Take an objective view of home building, compare it to other industries, and you’ll find remarkable differences. Some differences spell opportunity, such as relatively low barriers to entry. Compare home building’s barriers to those of farming, where buying just a small spread of 50 acres and some decent equipment is cost-prohibitive for most. Other differences make the business fun, such as the ability to actually build and sell a high-dollar product of your own design. Try that with cars or any manufactured product, even one as simple as a hair dryer. Many of home building’s differences, however, inject extreme variability in both process and product leading to what often appears to be barely controlled chaos. After 25 years in the business and getting to know a couple of hundred builders in five countries, it is clear that builders who learn to control that chaos find the greatest success.
Home builders, of course, rarely build anything. Instead they finance, identify resources, design, contract, coordinate, schedule, sell, and service homes—but they do not physically build them. More than 95 percent of the people who work for builders do not labor for them as employees and, more than that, they often work for competitors. On any given house, a builder will engage a minimum of 500 people from 35 companies, and that can grow to over a thousand people from 50 or more firms. During construction, the work is done outside in sun, wind, rain, and snow with virtually none of the common comforts found in a traditional manufacturing environment. Add to this scenario a
bevy of codes and their often inconsistent interpretation by inspectors. Finally, in no other business do you find customers so directly connected to the product during production, and we all know the chaos they can produce—if you let them.
Dr. W. Edwards Deming was known for many profound observations about manufacturing processes and management, but none is more simple yet poignant than this: “Uncontrolled variation is the enemy of quality.” Neither Deming nor anyone else would suggest for a moment that you cannot have variation in plans and product; but to the degree you fail to control it and provide coping mechanisms for what you cannot control, then quality,
customer satisfaction, and profit all suffer. There are many, many targets in home building where we can reduce the variation that
leads to complexity and to chaos. Use this list of 10 opportunity targets to start your own, and I encourage you to share any others you devise that reduce chaos in your own organization.
1. Reduce employee turnover
Most of what we read about
employee turnover emphasizes the cost of replacement, often cited as three-to-four times the annual income of any trained, experienced person you lose. That includes the cost for recruiting, retraining, and getting someone up to speed. But replacement costs are not the biggest problem. The real issue is losing the rhythm of production, called “Takt” time in classic Lean. With turnover in your staff, you lose a smooth-running organization, which results in continual static in the system,
inefficiency, and induced variation as you start, stop, restart, over and over the myriad small processes that make up the larger system. The analogy of not firing on all cylinders is apt, and a larger burden then falls to those who are firing, to keep the machine going. Everyone is stressed and chaos increases.

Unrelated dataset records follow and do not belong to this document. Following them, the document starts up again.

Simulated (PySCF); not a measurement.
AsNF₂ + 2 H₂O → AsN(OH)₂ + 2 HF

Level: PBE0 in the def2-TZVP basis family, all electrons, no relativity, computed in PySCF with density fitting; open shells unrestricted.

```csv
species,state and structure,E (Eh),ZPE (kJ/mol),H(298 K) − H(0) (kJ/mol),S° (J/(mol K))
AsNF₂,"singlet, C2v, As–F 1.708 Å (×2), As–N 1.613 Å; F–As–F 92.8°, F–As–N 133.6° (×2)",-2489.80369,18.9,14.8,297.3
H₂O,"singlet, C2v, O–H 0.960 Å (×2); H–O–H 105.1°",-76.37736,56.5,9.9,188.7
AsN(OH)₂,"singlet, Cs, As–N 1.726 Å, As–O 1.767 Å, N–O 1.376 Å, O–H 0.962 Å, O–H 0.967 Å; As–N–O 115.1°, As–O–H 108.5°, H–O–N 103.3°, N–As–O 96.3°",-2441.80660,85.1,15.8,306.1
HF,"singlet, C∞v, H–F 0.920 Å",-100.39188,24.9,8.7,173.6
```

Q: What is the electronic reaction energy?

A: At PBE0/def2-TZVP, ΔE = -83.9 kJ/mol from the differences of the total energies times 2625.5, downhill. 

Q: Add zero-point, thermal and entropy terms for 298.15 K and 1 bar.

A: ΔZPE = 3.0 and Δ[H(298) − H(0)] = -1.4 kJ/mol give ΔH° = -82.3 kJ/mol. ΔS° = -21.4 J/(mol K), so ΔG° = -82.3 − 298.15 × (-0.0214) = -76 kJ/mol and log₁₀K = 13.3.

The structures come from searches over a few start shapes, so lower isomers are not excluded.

2. Reduce the absolute number of suppliers and trades
Each supplier and trade beyond the absolute minimum required places additional burden on the system in administration, bookkeeping, data entry, and data processing, just for starters. Simply keeping up with phone numbers, addresses, Federal Tax ID numbers, W-9s, and checks is a nightmare. Construction and purchasing must learn the strengths, weaknesses, and idiosyncrasies of too many companies. Which is most timely? Which has the best crews, and what are their names? How about the crews you never want to see on your site again? As described in the introduction, you already utilize a minimum of 35 companies and 500 people to build your houses. Are you sure you want to add another ring to that circus?